SG/SM/9243
AFR/890
8 April 2004
We Must Remember the Victims, Says Secretary-General in Message to Headquarters Observance of 10th Anniversary of Genocide in Rwanda
NEW YORK, 7 April (UN Headquarters) -- Following is the message by Secretary-General Kofi Annan for the ceremony and minute of silence at United Nations Headquarters marking the tenth anniversary of the genocide in Rwanda, delivered today by Catherine Bertini, Under-Secretary-General for Management:
Around the world, people are gathered today to commemorate the tenth anniversary of the most flagrant and incontrovertible instance of genocide that humanity has witnessed in half a century.
UN staff who were in Rwanda at the time have particularly painful memories, and far worse, some of our Rwandan UN colleagues were murdered. But each of us remembers what we saw on television, our growing horror as we began to grasp the enormity of what was happening, and our frustration at the inability of the international community to act effectively. We all know what scars the genocide has left on our Organization.
On this International Day of Reflection, we must remember the victims.
Today we remember the people who were brutally murdered, and their families.
We must pay tribute to the few who did do their utmost to save lives. They included, of course General Romeo Dallaire, the force commander of the small UN peacekeeping force that was on the ground at the time, and also the late Captain Mbaye Diagne, the young Senegalese officer, who saved many lives, but who lost his own when a mortar shell landed near his jeep. Such courage and self-sacrifice should not be forgotten.
We must also think what more we can do to help Rwanda and her people to recover from an unimaginable trauma.

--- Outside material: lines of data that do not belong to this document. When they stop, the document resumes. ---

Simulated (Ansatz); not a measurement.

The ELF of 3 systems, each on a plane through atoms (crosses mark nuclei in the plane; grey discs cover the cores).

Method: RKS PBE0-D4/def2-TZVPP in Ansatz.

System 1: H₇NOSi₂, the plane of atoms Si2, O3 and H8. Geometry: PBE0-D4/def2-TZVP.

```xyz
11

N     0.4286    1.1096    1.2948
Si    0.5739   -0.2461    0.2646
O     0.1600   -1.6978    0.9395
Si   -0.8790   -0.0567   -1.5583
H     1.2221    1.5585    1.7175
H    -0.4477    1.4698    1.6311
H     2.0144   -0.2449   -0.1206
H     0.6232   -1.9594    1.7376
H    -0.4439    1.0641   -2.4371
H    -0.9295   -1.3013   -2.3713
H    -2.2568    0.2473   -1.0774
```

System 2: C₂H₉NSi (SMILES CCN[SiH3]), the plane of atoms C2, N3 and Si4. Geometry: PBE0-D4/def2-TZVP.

And most of all, we and the worlds governments must pledge to act decisively to ensure that such a denial of our common humanity is never allowed to happen again.
Only if we do these things can we honour the victims whom we remember today. Only so can we save those who might be victims tomorrow.
I will now ring the Peace Bell and ask you to remain silent for one minute to remember all of those who lost their lives in Rwanda.